‘Game Of Thrones’ Fans May Have To Wait Even Longer For The Final Season

HBO

In July, HBO chief Casey Bloys promised Game of Thrones fans that the eighth and final season of the hugely popular fantasy series would debut sometime in the “first half” of 2019. In a more recent interview with Huffington Post, however, visual effects supervisor Joe Bauer inadvertently suggested that the show’s concluding string of episodes probably won’t air until much later.

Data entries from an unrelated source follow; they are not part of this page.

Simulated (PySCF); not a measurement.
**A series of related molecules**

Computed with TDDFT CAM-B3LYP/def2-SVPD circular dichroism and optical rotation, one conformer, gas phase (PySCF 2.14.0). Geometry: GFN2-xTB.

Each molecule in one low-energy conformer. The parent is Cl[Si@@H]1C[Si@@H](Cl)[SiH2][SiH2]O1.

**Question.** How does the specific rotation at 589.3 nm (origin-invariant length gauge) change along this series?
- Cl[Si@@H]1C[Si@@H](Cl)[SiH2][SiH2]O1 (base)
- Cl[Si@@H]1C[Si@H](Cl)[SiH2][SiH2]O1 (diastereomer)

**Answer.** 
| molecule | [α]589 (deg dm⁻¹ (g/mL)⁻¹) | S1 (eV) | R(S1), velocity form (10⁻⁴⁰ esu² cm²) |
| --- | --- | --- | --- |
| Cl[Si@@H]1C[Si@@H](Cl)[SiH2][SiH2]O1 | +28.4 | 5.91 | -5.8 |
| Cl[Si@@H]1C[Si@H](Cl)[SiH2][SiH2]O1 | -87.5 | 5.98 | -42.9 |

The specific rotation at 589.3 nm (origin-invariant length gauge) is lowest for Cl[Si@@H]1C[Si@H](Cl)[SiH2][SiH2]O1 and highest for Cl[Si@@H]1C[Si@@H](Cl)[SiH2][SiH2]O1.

The topic came about during a discussion of the seventh season’s record-breaking 22 Emmy nominations for the upcoming 2018 telecast. “In two years we’ll be eligible for the Season 8 work, which we’re just beginning now,” Bauer explained. In other words, it sounds like what the Game of Thrones visual effects team is doing for the final season won’t be eligible for awards consideration until the 2020 Emmy nomination and awards ballots are out for consideration:

“We’re going to be toiling away on Season 8 until May of 2019, so it’s eight or nine months away,” he added. “But the prequel is starting to shoot in February, at least the pilot. So we’ll still have quite a lot to do on Season 8 when they’re beginning.”

Bauer said he’s blocked off his schedule until next May for Game of Thrones effects work. “So much of it comes down to timing and all that stuff. The situation changes every week. I know I’m not doing anything else but Thrones until May of next year.”

Of course, that Bauer and his team will be toiling away on the final season until May 2019 doesn’t mean that episodes won’t begin debuting before then. What’s more, as Huffington Post notes, May 31 is the official cut-off date for Television Academy consideration, so any episodes that presumably air before then would be eligible for submission for the 2019 Emmys. Academy rules also allow for “hanging episodes,” for series whose runs are divided by the awards consideration cut-off date, to qualify for pre-cut-off awards submission.

But if Bauer believes that most of his work, and therefore most of the episodes, will be airing late enough to place Game of Thrones‘ final season in the 2020 Emmys contest, then it looks like fans will have to wait a little longer than the previously hinted release timeline.